November 27, 2007 at 10:10 am
I just started working on a project for my company in which I need to build a process for matching the contacts in one database table with the contacts in a master database table.
The master table has approximately 200 million records, and includes the fields: first name, last name, address 1, address 2, zip code (zip5), and state (US only) and has other fields or is related to other tables that contain information about the person such as demographics and income.
What I need to be able to do is to develop a process in which I can take a smaller table, lets say a few million records, that has first name, last name, address 1, address 2, zip code, and state and find the best match in the master table. If I can't find an exact match, I need to look for records in the master table that are 'most like' the record in the smaller table. For example, I need to account for soundex() similarities. Once I find a match, I can then pull in the information on demographics from the master database to get data I need for further processing.

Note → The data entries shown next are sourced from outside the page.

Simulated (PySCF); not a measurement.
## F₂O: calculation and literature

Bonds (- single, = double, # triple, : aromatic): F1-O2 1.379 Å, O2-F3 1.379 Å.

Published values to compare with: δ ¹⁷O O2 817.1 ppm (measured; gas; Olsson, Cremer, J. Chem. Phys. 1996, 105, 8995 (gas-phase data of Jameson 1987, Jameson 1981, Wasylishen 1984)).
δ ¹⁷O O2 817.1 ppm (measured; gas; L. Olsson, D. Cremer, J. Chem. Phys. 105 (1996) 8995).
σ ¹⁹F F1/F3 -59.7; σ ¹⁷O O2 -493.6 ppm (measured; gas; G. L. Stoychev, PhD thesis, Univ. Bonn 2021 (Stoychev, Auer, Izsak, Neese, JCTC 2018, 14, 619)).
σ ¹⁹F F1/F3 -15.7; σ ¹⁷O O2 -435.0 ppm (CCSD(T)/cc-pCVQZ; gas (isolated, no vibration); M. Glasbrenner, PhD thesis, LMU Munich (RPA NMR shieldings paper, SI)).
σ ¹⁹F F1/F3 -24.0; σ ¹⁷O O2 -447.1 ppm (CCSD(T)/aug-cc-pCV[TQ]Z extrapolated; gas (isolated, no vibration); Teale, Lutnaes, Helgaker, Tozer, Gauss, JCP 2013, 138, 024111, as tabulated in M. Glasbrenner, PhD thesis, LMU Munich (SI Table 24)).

I am using SQL 2005, and would like to be able to do this through T-SQL queries and scripts because, for now at least, I don't have the option to buy a third party tool. As the data sets are large, efficiency and total run-time are my main concerns.
If anyone has done something similar in the past, and has any advice or can point me to useful articles, I would greatly appreciate it.
November 28, 2007 at 4:47 am
Hi,
I'm in a roughly similar situation, I have a table with company name (Nvarchar(255)), and company address (All address pieces mangled together in an NVARCHAR(1000)). I need to match duplicates, and have been trying different strategies over the last few days.
I'd recommend you look at the following SSIS articles, that deal with exact matching followed by fuzzy matching. Trying to use something like Soundex in raw SQL worked terribly for me, but the fuzzy lookup component has been good so far. This will also allow you to perform work on some automatically, while sending others for manual checking if required.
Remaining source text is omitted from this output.